“One of the greatest titles in the world is parent, and one of the biggest blessings in the world is to have parents to call mom and dad.” – Jim DeMint

It is only when you become a parent yourself that you realize what an enormous sacrifice and how much hard work it is to raise a kid. Then you start feeling guilty that you never really appreciated what your parents did for you. If you get a chance before they leave forever, tell them what you feel and how much you will miss them. Here are 8 things I wish I could tell my parents.

1. I am grateful for the role models you provided

Strong ethics and hard work marked you as special. They were your hallmarks. You gave me the role models to follow and I will never forget that, and will teach my kids the same. You taught me that there were no short cuts and you encouraged me to study hard. You did not get too upset when the report cards read, “He should try harder.”

2. I love the way you helped others

You went out of your way to help neighbors and friends who were experiencing difficult times and you demonstrated your values by taking action. If our neighbour lost her keys, Dad was there to tell her to retrace her steps. It worked every time!

3. I now know your standards were never too high

When you taught me that there was only one way to do anything – the right way – I thought you were far too strict. But there was never any question about shaming us in public, which is so popular nowadays. Now I know what is always right and that shoddy shortcuts and manipulative tactics will never pay off in the long term.

4. I love the way you encouraged us to work and earn money

You demonstrated a hard work ethic. I was allowed to work at the age of 17 in a laundry for two months, which was difficult, but taught me many life lessons I will never forget. Then I had an astonishing range of summer jobs such as bar person, lab assistant, door to door salesman, and fruit picker. This taught me the value of money and how to save for emergencies.

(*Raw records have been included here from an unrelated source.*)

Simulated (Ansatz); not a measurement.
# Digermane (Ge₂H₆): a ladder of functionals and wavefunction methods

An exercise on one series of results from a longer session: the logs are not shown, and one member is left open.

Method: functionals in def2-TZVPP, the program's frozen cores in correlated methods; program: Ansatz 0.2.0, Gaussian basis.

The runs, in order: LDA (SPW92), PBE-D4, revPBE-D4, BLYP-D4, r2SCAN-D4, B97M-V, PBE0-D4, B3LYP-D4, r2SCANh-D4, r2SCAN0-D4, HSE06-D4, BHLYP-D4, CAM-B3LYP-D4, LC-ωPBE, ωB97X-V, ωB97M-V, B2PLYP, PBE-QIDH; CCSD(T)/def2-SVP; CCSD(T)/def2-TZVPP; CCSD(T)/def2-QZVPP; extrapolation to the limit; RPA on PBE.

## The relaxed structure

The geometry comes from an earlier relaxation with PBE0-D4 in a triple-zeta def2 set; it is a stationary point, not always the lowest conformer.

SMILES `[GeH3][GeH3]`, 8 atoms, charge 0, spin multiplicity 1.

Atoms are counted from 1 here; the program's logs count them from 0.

5. I am grateful you never intervened at school

I had problems at school, but you never intervened because you taught us to fend for ourselves. There were cases of bullying, sporting failures and disappointing exam results but you were never going to intervene on our behalf. We knew that we had to stand on our own two feet. You allowed us to fail and learn some tough life lessons. We were astonished when parents of delinquents and bullies were constantly ringing up the Principal to protest about the suspension of their little pets.

6. I am grateful for the chores we had to do

I complained at the time, but now I know the true value of helping out around the house. My mother worked, so we all had to muscle in and get things on the table by a certain time. We learned great skills and my ironing, cooking and gardening skills are still admired. Thank goodness you never spoiled us.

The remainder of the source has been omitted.